Commentary

How A Web Show Lands a TV Deal - Add Bacon, Vodka and Watch

What’s the secret recipe for making the jump from the Web to TV?

Food, evidently.

The way to our eyeballs is indeed through our stomachs, whether for the youth-skewing Annoying Orange, a series about talking fruit that’s landed a TV deal, or Epic Meal Time, the ultimate guy-centric show about insanely large bacon-laden meals that dudes eat with in-your-face attitude, the latest Web show to hit paydirt with TV.

Epic Meal Time, carried online by Revision3, closed out an epic year in which it racked up massive views online – it counts more than 2 million subscribers on YouTube and nearly 300 million views – by scoring a TV deal with G4.

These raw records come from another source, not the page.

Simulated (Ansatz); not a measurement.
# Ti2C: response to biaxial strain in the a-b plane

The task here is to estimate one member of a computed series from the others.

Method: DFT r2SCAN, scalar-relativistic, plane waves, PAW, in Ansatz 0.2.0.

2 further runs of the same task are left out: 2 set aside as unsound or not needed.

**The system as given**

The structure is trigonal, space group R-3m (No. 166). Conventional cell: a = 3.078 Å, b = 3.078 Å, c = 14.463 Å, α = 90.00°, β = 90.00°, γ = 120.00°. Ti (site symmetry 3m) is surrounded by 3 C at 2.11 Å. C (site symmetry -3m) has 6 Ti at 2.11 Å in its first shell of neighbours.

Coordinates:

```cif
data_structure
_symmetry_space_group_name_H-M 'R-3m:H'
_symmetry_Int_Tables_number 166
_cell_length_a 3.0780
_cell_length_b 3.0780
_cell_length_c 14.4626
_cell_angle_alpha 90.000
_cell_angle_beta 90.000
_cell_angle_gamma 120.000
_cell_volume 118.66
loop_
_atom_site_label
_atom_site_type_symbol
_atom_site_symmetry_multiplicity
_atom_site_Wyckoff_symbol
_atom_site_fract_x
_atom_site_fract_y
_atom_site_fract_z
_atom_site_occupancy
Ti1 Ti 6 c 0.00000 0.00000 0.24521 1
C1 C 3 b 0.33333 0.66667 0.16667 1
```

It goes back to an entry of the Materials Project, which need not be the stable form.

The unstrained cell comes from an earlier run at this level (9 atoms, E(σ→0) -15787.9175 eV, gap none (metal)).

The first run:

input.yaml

So is the lesson of 2011 that TV deals go through your stomach? Maybe. But the bigger takeaway with the Epic Meal Time-G4 deal is that the show doesn’t look like traditional TV fare, but it’s got enough familiarity that it can connect with TV viewers. Here’s why — Epic Meal Time is derived from a programming genre that works — witness the hot-dog or pie-eating contests that have been popular viewing fare for years.

But of all the millions of cooking videos online, from how to make a margarita to how to cook organic, why this show? Fascination with the abomination, baby. Will the hosts really make a 10,000 calorie candy sushi roll of bacon, marshmallows, Twizzlers, Twinkies and whipped cream? And will they eat it?

Yes and yes.

You just can’t turn away from this kind of appointment viewing. Online or on-air.